One slightly tangential note about Kim before we get to the Squat Cobbler: she isn’t Skyler. What I mean by that is, she isn’t portrayed as a “No Woman”, the old trope that the boys just want to have fun and it’s the woman who has to say, from that outrageously sexist and patriarchal box, “No, you can’t do that,” or “Now wash your hands and come in for dinner.” Skyler, in Breaking Bad, came perilously close to that trope for the first few seasons, which I have argued elsewhere was a truly clever trick that show’s creators played on the audience, getting us in the process to sympathize with Walter White and impulsively take his side, momentarily forgetting that he is a complete psychopath. It’s fair to say that the level of trust in the Jimmy-Kim relationship is a bit higher than in the Walter-Skyler relationship, and a big part of that is because Jimmy is simply more honest. Up to this point in the story, Kim has essentially accepted all of Jimmy’s faults as part of the package, and loves the sweet, funny guy inside. She may not approve of everything he does, but she doesn’t have to — and he doesn’t ask for her approval (with some exceptions). She even comes with him on some of his little confidence schemes, and finds his clever tricks endearing. She doesn’t ask Jimmy to be anything other than the “best” version of himself, and so she sidesteps the whole “No Woman” cliche by simply saying “yes” to what she likes and ignoring the rest. It makes Kim a thoroughly appealing character, but still allows her to occupy the moral high ground.

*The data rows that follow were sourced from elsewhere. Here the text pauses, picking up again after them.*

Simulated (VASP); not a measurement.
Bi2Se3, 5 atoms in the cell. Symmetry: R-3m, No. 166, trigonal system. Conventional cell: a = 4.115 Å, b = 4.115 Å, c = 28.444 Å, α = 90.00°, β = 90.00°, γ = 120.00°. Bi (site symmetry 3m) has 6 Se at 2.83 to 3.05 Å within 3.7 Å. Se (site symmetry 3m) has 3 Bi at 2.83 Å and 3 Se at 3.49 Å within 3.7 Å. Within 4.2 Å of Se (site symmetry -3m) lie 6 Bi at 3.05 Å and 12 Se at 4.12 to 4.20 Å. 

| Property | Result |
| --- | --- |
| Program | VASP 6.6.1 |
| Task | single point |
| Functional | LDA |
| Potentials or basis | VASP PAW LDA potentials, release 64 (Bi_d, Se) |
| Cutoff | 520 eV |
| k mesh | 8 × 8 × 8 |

Jimmy himself gets at least one opportunity in this episode to occupy that moral high ground, and it’s such an unusual experience for him that he goes somewhat over the top. We see Chuck for the first time in the episode’s cold open, playing piano alone in his house, clearly not entirely cured of his “electromagnetic hypersensitivity”. (It’s also a special thrill to see Spinal Tap’s front-man playing classical music. Alas, the tune is not “Lick My Love Pump”, but rather a piece designed to be a duet between piano and flute. Even the musical selection underlines the thematic point: Chuck is alone.) After learning that Jimmy has accepted a job at a rival law firm and is impressively active in their joint case (which Chuck ultimately decided Jimmy was a bit to “slipping” to be a part of), Chuck’s jealousy and curiosity spring back into action. The brothers encounter each other in the board room, with Jimmy (assisted by Kim’s hand on his thigh) outlining exactly what he can bring to bear on the case of the senior’s home network that overcharges its residents. Old ladies love Jimmy, with all his charm, and while Chuck might be biased about it, the other lawyers recognize how much help he can be. Every time Jimmy is acknowledged, it’s a slap in the face for Chuck, who specifically rejected him. The share a profoundly uncomfortable moment after the meeting and Jimmy is clearly still furious at his brother. They fight like only brothers can: for keeps. Most of the people around them just step away and give them their space. Chuck isn’t exactly Jimmy’s nemesis, but he isn’t an ally.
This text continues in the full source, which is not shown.